11 April 2010

The Kentish Bellwether?

Prime Minister Gordon Brown officially kicked off his re-election campaign, not from the steps of 10 Downing or his figurative front porch in Kirkcaldy, but in a plush first-class car on Southeastern's High Speed Train One through the North Downs of Kent.

Relying on the 21st century's version of a whistle stop tour, Brown made known the importance of gaining the votes of constituencies along the Thames estuary. This morning's Observer features an analysis of Brown's first campaign tour on Tuesday. From the neighbourhoods and storefronts spread along the Essex & Surrey banks of south and east London, to the estuary towns on the Medway and Channel coast, the key to gaining the mandate for the next government, be it by outright majority or the main party in a hung parliament.

Many of these constituencies – Hammersea, Dartford, Hastings and Rye, Chatham and Aylesford, Dover — Tony Blair's New Labour surprisingly picked up when they handed John Major the worst loss for the Conservatives in 91 years. And these seats, along with several others identified by The Times as seats the Tories must win for David Cameron to outright call 10 Downing home, form what could be one of several candidates for the title "Bellwether of Britain". Much like Missouri and Ohio for US elections, these South East constituencies embody much of what encompasses "Middle Britain": a mix of post-industrial towns that still support Labour, rural villages that embrace Conservatives, and a pool of university-educated youth eager to support the Liberal Democrats or any third party they deem virtuous of their vote (especially the Greens in the case of Brighton Pavilion). In these constituencies, families are looking for answers to pressing issues like the economy, immigration, and integration with the EU, looking for the future MP that will be happy to answer to and serve their neighbours and communities in Westminster.

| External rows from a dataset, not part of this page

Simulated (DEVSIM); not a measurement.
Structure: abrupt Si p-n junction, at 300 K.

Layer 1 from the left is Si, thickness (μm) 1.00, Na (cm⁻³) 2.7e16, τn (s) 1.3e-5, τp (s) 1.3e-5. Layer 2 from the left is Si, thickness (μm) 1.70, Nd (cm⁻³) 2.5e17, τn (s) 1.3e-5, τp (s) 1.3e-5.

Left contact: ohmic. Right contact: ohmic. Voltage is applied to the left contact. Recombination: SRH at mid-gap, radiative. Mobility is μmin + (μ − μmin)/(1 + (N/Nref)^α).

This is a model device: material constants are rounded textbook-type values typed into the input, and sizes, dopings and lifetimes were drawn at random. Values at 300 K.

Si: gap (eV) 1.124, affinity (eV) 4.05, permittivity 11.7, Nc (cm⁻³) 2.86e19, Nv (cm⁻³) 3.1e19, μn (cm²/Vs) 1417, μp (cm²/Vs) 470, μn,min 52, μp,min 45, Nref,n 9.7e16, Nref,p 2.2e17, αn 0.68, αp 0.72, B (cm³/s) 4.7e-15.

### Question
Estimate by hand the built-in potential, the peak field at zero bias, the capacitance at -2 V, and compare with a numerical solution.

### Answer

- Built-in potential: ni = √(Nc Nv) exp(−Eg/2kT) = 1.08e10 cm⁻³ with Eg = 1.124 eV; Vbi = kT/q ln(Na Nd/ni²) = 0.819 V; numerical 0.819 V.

So are the marginal constituencies of Kent, the fabled Garden of England, a viable candidate to be the Bellwether of England? Perhaps. Working in its favour is Dartford, site of the critical Thames crossing that (by way of the A282) completes the M25 beltway around London. Since 1964, Dartford's MP has always been with the party that formed the majority. And following the ill-conceived urban design patterns of the American suburb, Kent and its many commuter routes has slowly evolved into a coastal chain of exurban towns just over an hour away from London. These marginal constituencies could be recited in the same breath as Gladstone, Mo., Bala Cynwyd, Pa., or East Liverpool, Ohio.

On the flip side, however, is the local structure, but that too can lend support to the claim. Last year, the Conservatives achieved a near-monopoly on the county council, reducing Labour to just two of Kent's 84 council seats and leaving the main opposition party with seven. And The Times' rather generous predictions (by way of betting firm Ladbrokes) has all of Kent turning bluer than Papa Smurf next month. This while American bellwethers tend to have an even mix of Republicans and Democrats in Congressional representation.

Kent has historically been a stronghold for the Conservatives, with Labour holding pockets of support in port towns and villages adjacent to former collieries and Lib Dems collecting support in other pockets. Likewise in the 19th century, Missouri was a reliable Democrat stronghold. Willard Duncan Vandiver, the congressman famous for implying Missouri as the Show-Me State, said in that same quote that Missouri was a state that raised Democrats along with corn, cotton and cockleburs. And in the 1860 election (where Missouri was the only state that gave all its electors to Stephen A. Douglas) several counties recorded no votes for eventual winner Abraham Lincoln. But that didn't stop Missouri from gaining bellwether status and wearing it as a badge of honor.

Throughout the 20th century, the Show-Me State became more cosmopolitan, with expanding suburbs around Kansas City and St. Louis, the development of vibrant college cities in Columbia and Fulton. A solid religious conservative base gained footing in Springfield and the Ozarks, and a storied mining presence, fused with a heritage of French Catholicism, continued in the Lead Belt of St. François and Madison counties. And in the Northern Plans, several communities, many of them depleted of populations following the consolidation of farming operations and the shuttering of their only blue-collar employer, still shudder at the thought of electing a Republican to local office, despite showing the same right-wing religious fervency as the Ozarks. And Kent is among the places where similar change is occurring.

A continued mix of pan-European commerce, London suburbanites and hyper-commuters, union legacies from centuries of operating ports, collieries, and shipyards, all wedged inbetween historic farmlands and estates, and infused with a multitude of ethnicities, give Kent the character that could generate Britain's very own bellwether. And come 6 May, BBC's legendary swingometer may very well sway with plenty of Kentish weight on the arrow.